Brexit: What does it mean for you?

The Taxation (Cross-border Trade) Act 2018 became law on 13 September 2018.  Tim Williamson examines the impact of the Act in tandem with the original EU (Withdrawal) Act 2018 as part of the legislative process of Brexit.

Like it or loathe it (and there are plenty on both sides of the debate), Brexit is more likely than not to happen and businesses are required to examine closely how they may/may not be affected by leaving the EU. 

The UK Government have enacted two key pieces of legislation over the summer, not without some difficulties.

The EU (Withdrawal) Act 2018

This is the big one – the one that formally repeals the European Communities Act 1972 that took us into what was then the EC.

The Act enshrines in law the day the UK leaves (29 March 2019 at 11.00pm), meaning that whatever happens with the Withdrawal Agreement with the EU, this date cannot be put back without an additional Act of Parliament.

The main part of the Act provides a mechanism to bring existing EU law into UK law to ensure continuity.  As part of the Parliamentary process, an Amendment was laid down and approved giving provision for Parliamentary approval on the Withdrawal Agreement.

In the event of a deal being agreed between the UK and the EU, the deal has to be ratified by Parliament through the EU (Withdrawal Agreement) Bill, which can only be introduced to Parliament after the terms of the UK withdrawal are agreed.  The Withdrawal Agreement Bill is likely to formally contain the transitional period from exit day to 31 December 2020.

The Taxation (Cross-border Trade) Act 2018

This Act deals with import and export duties, VAT, excise duties and other such provisions in order to facilitate trade after exit day:

  1. Import Duties

There is very little change on this, save for import duties will be applied to all goods entering the UK from both the EU and non-EU subject to a potential Customs Union with the EU.

Under the current arrangement, there is little administration in moving goods from another EU Member State to the UK.  This means that the introduction of import duties will cause additional administration to businesses importing from the EU and could potentially cause errors in the beginning.

Additionally, import VAT due at the time of import could potentially cause delays in the goods getting to their destination for businesses not used to the importation process.

  1. Export Duties

There is very little change on this too, save for goods that are currently subject to dispatches to the EU will be treated as exports.

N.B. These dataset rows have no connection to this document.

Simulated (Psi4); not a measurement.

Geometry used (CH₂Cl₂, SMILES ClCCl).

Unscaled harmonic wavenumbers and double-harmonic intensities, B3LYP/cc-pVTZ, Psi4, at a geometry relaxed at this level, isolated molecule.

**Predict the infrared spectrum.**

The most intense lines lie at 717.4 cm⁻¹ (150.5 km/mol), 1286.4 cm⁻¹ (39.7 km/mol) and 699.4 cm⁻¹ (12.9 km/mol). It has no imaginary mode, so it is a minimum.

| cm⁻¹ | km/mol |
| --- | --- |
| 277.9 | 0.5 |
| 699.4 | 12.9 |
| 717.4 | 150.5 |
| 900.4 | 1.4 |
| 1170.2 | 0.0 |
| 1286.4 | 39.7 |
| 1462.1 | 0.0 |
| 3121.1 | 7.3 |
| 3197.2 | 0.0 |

The costs of paying import duties to the EU will likely increase the cost of exporting to the EU.  In addition, the administrative burden is likely to increase.

  1. VAT

One of the key amendments included in the Act is what happens to VAT after we leave the EU.  Little regard has been had for this tax but the bulk of VAT law derives from EU Directives and Regulations and, as the third highest revenue generator for the Government, it is a fundamental part of what happens after the UK leaves the EU.

Part of the Withdrawal Act is to implement EU law into UK law without fuss.  This includes the existing law on VAT.  However, although there may be a transitional arrangement, VAT is not due to be part of the transitional arrangement, which means that any VAT Directive or Regulation that comes into force after exit day does not apply to the UK.

It is unclear what impact this could have on UK businesses.  After the UK leaves the EU, Parliament will be able to change the VAT Act as it sees fit, which means transactions currently regarded as reduced rate can be moved to zero-rate if the Government chooses.  However, this also gives them the right to move items from zero-rate to standard rate.

However, it is unlikely the Government will bring forth substantially different legislation than the EU, largely because it would increase the likelihood of double taxation, making the UK an unattractive place to trade.

Broadly speaking, the UK now has the skeleton of a framework about Brexit after the final departure – whether this is on 30 March 2019 or 1 January 2021.  This means that businesses can start to plan; however, those plans will be abstract until the final Withdrawal Agreement has been published. 

From then, it will be a rollercoaster ride as the Agreement goes through Parliamentary scrutiny both here and in EU27 countries.  As with everything crucial in politics, this one has the potential to go right to the wire.